DON MAKATILE | Whites contemptuous of black political leadership

South Africa's President Cyril Ramaphosa.
South Africa's President Cyril Ramaphosa.
Image: Mike Hutchings

At primary school I was part of a posse of boys from my neck of the woods who made lunch money as caddies at the Krugersdorp Golf Course.

Our generation was neither the first nor the last to eke out a semblance of a living this way. It was a rite of passage; something to do in the course of being streetwise, and self-sustaining.

Then one day, something big happened – BJ (John Balthazar) Vorster, at the time the serving prime minister of apartheid SA, came to play our course. 

It is golf etiquette to fall silent at the tee box when a player is contemplating his drive, as with any other shot. But when Vorster got on the tee, the bellicose manner in which the silence was enforced was a novelty for us caddies. The white men in Vorster’s security detail and their counterparts in the rank membership of the course turned to the caddies to demand stillness, as if we did not already know this rule of the game.

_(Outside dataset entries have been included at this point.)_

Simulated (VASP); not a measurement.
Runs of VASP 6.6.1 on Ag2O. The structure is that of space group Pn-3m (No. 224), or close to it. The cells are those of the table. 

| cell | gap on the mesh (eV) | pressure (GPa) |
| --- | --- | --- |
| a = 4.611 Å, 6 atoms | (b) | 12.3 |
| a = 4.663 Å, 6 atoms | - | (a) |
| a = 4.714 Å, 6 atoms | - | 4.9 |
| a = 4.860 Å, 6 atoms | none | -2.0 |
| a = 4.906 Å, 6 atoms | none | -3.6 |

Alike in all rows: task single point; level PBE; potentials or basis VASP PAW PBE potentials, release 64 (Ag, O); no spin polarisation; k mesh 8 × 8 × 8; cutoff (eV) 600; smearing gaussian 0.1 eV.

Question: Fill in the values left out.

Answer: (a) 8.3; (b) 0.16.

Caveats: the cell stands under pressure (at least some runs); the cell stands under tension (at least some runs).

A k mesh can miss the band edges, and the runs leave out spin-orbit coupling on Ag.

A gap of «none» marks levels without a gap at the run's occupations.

"Bly stil" echoed around the tee-box, louder than the standard birdsong of the links. Now that I play the game myself in my adulthood, I remember that Vorster’s shot was a terrible duff but the applause that followed was as uproarious as what Tiger Woods elicits when he hits a golf ball.

The Vorster visit reminds me of the obsequiousness with which white people, especially the Afrikaner, treat [their] political authority. This is the respect they are wary to extend to politicians of the darker hue, of the post-1994 dispensation.

I’m reminded here of the picture of Balwin Property CEO Stephen Brookes with his arm draped around President Cyril Ramaphosa. Anyone landing from outer space seeing that picture would think Ramaphosa works for him. He oozes arrogance. In another frame, he shakes hands with the president with his right hand; his left resting on Ramaphosa's shoulder. The chutzpah!

No Afrikaner male typifies this contempt for black political leadership than Johann Rupert. There are many examples, his just happens to loom large in my head at present.

In an encounter with  Ramaphosa, who was by then still secretary-general of trade union federation Cosatu, the young Rupert defends his family empire’s decision to establish one company overseas.

The mood at the time was when "the ANC still had strong leftist leanings and nationalisation was in the air".

Responding to Ramaphosa, Rupert says: "Cyril, it’s actually very simple, and you can tell that to your stakeholders. I have to protect the assets of my stakeholders, the shareholders, against your stakeholders – so that if they want to steal them, they won’t be able to do so."

Everybody loved Nelson Mandela, or so we thought.

As an employer, the young Rupert was "strongly opposed to the envisaged lockout clause that would prohibit employers from locking trade union members of the workplace in the event of strikes".

Mandela approaches Johann Rupert to straighten out a few issues related to the worrisome clause.

"Mr Mandela," the younger man counters, "you know I have great respect for you and that I love you like a father. But it’s not you that I have to trust. Because I don’t trust Sam."

He was referring to Sam Shilowa, then secretary-general of Cosatu and a communist.

Rupert’s father’s biographer concludes the encounter thus: "Johann then said that if the lockout clause were to be enforced, he would close down all his factories and mines in South Africa the next day".

"Ultimately, the lockout clause was not included in the final constitution."

 Now the question is, how much power or respect does the black political principal wield against the Afrikaner businessman who holds the purse strings? Nothing, nada, zilch!